With 102 candidates on a ballot that may look more like a scroll than anything else, you’d think someone would be talking about carbon, and what the city is — or isn’t — doing to put meat on the bones of Toronto council’s 2019 declaration of a climate emergency.
However, among the top tier candidates, only Josh Matlow has put out a climate platform, but the topic hasn’t really come up in the campaign’s cut-and-thrust, which is weird because, well, we’re clearly in climate crisis.
Matlow’s environment policy, which he released on, you guessed it, Earth Day, is actually pretty good. He’ll impose a corporate parking levy (the omission of retail and industrial lands seems vaguely problematic) and use the $200 million in proceeds to boost the city’s Net Zero strategy. Establishing a fiscal link between climate investments and parking disincentives is the right way to get the environmental policy arrows pointing in the right direction.
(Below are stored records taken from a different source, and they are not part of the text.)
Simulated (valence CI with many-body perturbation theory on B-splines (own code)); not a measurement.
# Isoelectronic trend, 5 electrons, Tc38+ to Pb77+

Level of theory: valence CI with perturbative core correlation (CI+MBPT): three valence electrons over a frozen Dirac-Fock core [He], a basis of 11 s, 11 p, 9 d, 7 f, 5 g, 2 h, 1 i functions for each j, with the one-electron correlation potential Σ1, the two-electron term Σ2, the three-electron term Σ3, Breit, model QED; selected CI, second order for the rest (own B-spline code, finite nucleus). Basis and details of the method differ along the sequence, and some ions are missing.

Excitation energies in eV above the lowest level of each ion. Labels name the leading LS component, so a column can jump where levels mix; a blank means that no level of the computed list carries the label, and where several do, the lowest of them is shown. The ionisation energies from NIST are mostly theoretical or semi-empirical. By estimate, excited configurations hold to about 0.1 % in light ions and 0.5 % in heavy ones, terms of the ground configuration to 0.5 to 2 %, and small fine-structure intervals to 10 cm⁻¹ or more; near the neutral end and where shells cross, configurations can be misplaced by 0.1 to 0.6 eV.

His plan also calls for large new commercial and multi-unit residential buildings to use entirely electric heating and cooling systems by 2028 — a gutsy move — and then re-iterates more conventional municipal greening pledges, like spending on energy retrofits and expanding the city’s electric vehicles fleets. Matlow, finally, is the only candidate who’s making political hay out of the Ford government’s opportunistic indifference towards the greenbelt.
As for the others, there’s not much to report in terms of specific proposals, besides the usual calls for more transit. Frontrunner Olivia Chow’s plan is silent — surprisingly, given her past advocacy — on climate, as is Ana Bailao’s. Brad Bradford, who, as a planner, should be talking about issues like intensification and transit, has no specific policies. Neither, obviously, does Mark Saunders. Chloe Brown wants to turn the science centre into a hub for climate research.
The City’s climate plan, it should be said, isn’t terrible. TransformTO has some solid goals, and links to other promising policies, from the Toronto Green Standard for new buildings to innovative circular economy experiments, such investments in recycling waste heat from sewer mains. For what it’s worth, much of this work got approved while John Tory was mayor.
But the implacable obstacle on the rocky road to net zero is the cold fact that 54% of Toronto’s overall emissions come from natural gas used for space and water heating, and cooking. And a huge portion of that carbon gets burned in the furnaces and water heaters of residential homes that are hard-wired into the city’s extensive natural gas network.
If whomever wins on June 26 reaches for Matlow’s notion of using a parking levy to cut carbon, they should direct those dollars at two specific goals related to natural gas dependency.
First, some of that money ought to go towards providing incentives for homeowners to buy air source heat pumps. The demand for these devices is growing, and a municipal grant or loan program, on top of the other subsidies offered by Ottawa and soon the province, will add momentum to this long-term conversion of our residential energy infrastructure.
Second, the balance of those funds should help decarbonize Toronto’s rental stock. The city, in fact, is on the cusp of a generational opportunity to achieve such reductions, but council needs to connect the dots. One of the best ways of getting a double bang for the policy buck is for the city to deploy both carrots and sticks to drive electrification and energy efficiency investments in rental housing and especially affordable rental. Lowering operating outlays for energy in purpose-built rental buildings, be they private, public or non-profit, will relieve some of the inflationary pressures on rents, which helps tenants. Put another way, affordable rental and energy efficiency are parallel and mutually reinforcing goals. It’s great to hear all the talk in the election campaign about stoking the affordable rental housing sector. It would be even better to hear the candidates set out ideas for tethering that critical goal to our carbon strategy.
Finally, the next mayor must push Toronto Hydro, which is wholly owned by the City, to sharply accelerate its efforts to upgrade the local grid to prepare the city for the electrification that will enable so many of the other elements of Toronto’s net zero plan. The utility needs to make major capital investments in its infrastructure and distribution grid to accommodate both the additional demand for power and new renewable energy sources. The sooner we can start re-investing some of the city’s Toronto Hydro dividend into these projects, the better.
Toronto council is not oblivious about climate, but there’s little doubt the city needs to do much more if we want to achieve net zero by 2040 or thereabouts. The next mayor has the opportunity (and obligation) to accelerate this transition. But to get there, we’re first going to have to hear the candidates’ ideas about climate. And so far, that conversation isn’t happening.
One comment
Thank you, John, for the very helpful, necessary article about the absence of proposals about the climate crisis by all the Toronto mayoral candidates with the exception of Josh Matlow.
I haven’t seen or heard mention of climate in the campaign so far.